It has been a good and full day. I should be in bed, and yet here I sit. I'm not so tired, but too tired to trudge up the stairs, wash my face, and change out of my clothes. In fact, I still have my coat and scarf on. I have been home for 3 hours. If it weren't so cold, I would fall asleep in this chair.
Today I got to say good-bye to someone I refused to say hello to. The outgoing president; "He who can't be named". Not a fan, never a fan, read the books and followed the stories when he was running for Texas governor. Why didn't half of the country do their research before they voted?
It is such a relief. I don't know what will change, but something has got to be better than the black cloud of fear and hate that this last dude perpetuated.
New guy, new president, history being made, breath of fresh air for this moment. I am way too much of a socialist to think that the air will completely be to my liking. I don't think I will need my gas mask anymore though. Whew.
I look forward to tomorrow, for my country. When was the last time I thought that thought?

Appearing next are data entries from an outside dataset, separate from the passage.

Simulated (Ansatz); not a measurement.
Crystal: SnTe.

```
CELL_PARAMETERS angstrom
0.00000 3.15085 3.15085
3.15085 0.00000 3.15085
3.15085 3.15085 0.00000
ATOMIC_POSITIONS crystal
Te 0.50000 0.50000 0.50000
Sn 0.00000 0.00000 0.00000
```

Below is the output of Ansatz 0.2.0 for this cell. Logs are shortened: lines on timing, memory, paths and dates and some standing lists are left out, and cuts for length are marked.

As my eyelids droop, and my fingers click away, I am reminded that the sooner I get to bed, the sooner I can wake up to a full day of new hope. It is almost like a childhood Christmas eve. Thank you, America. Thank you for not picking the political look-alike. Memories are short around here so I will savor these years while they last. Voters seem fickle. Today I say thank god for their fickleness, unlike eight years ago when I was railing against the stupidity fickleness brought. Fickle pickle tickle.
I'm amped and ready to go. I'm tired and ready for a deep sleep. All and everything. It's cold, so I will rush up the stairs rather than trudge. I will fling my clothes off, and tuck myself into bed with cozy pajamas on, and sweet dreams on my pillow. Oh, and a kitty or two at the foot of my bed. Cats on the bed were not allowed during the last presidency. It is a new and hopeful era. A cats get to sleep on the bed era. Nothing will disturb this goddesses sleep tonight, or hopefully for the next 4 years.
May a confluence of energy and excellent exhaustion be yours from, The Goddess of Everything.
1 comment:
It was strange how much hope I felt on the inauguration of the new president. I was so worried that something catastrophic and coupe like would happen before it got here. Now I'm so relieved.
If we manage to stay employed until the economy improves, maybe we'll make it.